Showing posts with label dissertation. Show all posts
Showing posts with label dissertation. Show all posts

Saturday, December 30, 2006

Home for the Holidays

I just finished a day with family. I am in Big D right now celebrating the rest of the holiday. Since I finished all my work until January 2, I have now turning my attention to interview transcriptions. After buying a new cassette recorder for my dad to help, I sat down and got two 60+ minute tapes done in twelve hours. Whom who buys cassette tape recorders anymore. You know they girl at the Circuit City was given me a hassle about why I don't want to go digital. And then just now, my mom couldn't figure out how to pause a movie on the DVR.

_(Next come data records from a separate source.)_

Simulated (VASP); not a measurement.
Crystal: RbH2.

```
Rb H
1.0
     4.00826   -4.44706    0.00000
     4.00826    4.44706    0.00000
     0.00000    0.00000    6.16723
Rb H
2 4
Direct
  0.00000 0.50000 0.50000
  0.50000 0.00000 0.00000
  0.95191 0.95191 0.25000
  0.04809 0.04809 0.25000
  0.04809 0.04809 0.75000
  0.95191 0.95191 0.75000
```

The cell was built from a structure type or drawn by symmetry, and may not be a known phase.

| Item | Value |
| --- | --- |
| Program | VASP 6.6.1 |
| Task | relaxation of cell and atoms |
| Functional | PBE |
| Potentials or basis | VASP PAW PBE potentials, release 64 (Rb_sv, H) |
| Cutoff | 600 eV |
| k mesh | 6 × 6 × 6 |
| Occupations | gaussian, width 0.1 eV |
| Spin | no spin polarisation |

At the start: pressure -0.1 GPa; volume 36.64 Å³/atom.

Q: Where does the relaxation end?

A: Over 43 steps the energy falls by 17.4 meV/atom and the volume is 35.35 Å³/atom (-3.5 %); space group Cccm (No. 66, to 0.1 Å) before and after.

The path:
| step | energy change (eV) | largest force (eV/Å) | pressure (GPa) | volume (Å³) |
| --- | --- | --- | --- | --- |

I guess we are still blending the old world of analogue with the new digital world when doing qualitative research. I can't imagine if my faculty would even consider the value of blogs or recording using a laptop. Now don't get me wrong, I don't necessarily thing of them as old, but I just don't think many of them realize the technology that today's college students are into. Even more and more graduates students are also getting myspace or facebook accounts.

Well what did I learn from my interviews today. Well participant number seven pointed out two really important things about the law school. First, she pointed out that the law school seems to be a fairly segregated environment with subgroups that remain fairly isolated. She also mentioned that the each law student could benefit from an academic advisor. Hmm, right now I am getting distracted by The Matador. The hit man failed to facilitate properly. Anyway I think I will be able to get another two cassettes done tomorrow.

Saturday, December 23, 2006

Four Interviews in Two Days

Wow. What a whirlwind couple of days. I just drove back yesterday to Dallas to spend the holidays with my parents. I was originally planning to drive back around 3 PM, but as luck would have it the tenth and final person I needed to interview called me and agreed to do it that day. So I completed 6 of 10 interviews during this week. I am sitting here watching Beverly Hills Cop II while I am typing this. I keep forgetting how intense interviewing another person can be.

The first time I did two in one day left me so tired and drained. This week I did two on Thursday and two on Friday. These last four were so rich with information. They were exactly the stories I needed to hear. Last night when I got home, I remember having not eaten all day so I managed to eat some chicken salad (yes that I actually made), but then I passed out in a chair. When my parents got home from a party they were still pretty alert. But I could not remember what my mom was trying to say about the party.

So what did I learn over two days that made me so stressed out. It can be really intense when you hear words like terror, personal hell, stress, and panic used to describe the first year of an educational experience. Hey did you know that Chris Rock was in Beverly Hills Cop II? Since these are all individuals who are first in their family to go, it is understandable that they might use these rather concerning psychological terms. I know for me it brought back some intense memories for me about my higher education experiences.

Can't wait until January 17.

Monday, December 18, 2006

Semiotics: What is Friendship?

I had an extraordinary interview this afternoon for my dissertation study. During the conversation, the discussion turned to views about the definition of a friend. It is interesting how the term can mean different things to different people. There is also from what I have learned and read a cultural component to the word. For example, I have ordered my universe by creating a hierarchy of friend categories. I have friends through school that I have encountered through work, student organizations, volunteering, and classes. But oddly enough, many of these friendships are probably transitory, and I wonder if I would maintain them if the person moved or I did. I am sure I am not the only one that uses levels of friendship.

So I am not sure what word I would use to describe the few relationships that are the most meaningful. Best? Special? Close? Hmm. I don't like to use the word "true" friends since it in some way indicates all other people you have called friends are false in some way. I don't like where that leads to. I do agree that my closest relationships are reserved for those whom I would drop everything to help out and vice versa. They know you would have their back in a fight and vice versa. Could it be that in these closest relationships you must always take their side in a situation? I don't know if you have to adopt the position yourself but I'm thinking you must support and respect their side. There is an unconditional devotion that must exist in the closest of relationships especially important when one person in the relationship screws up. I look for bonds that withstand the peculiarities of my personality I bring to the table.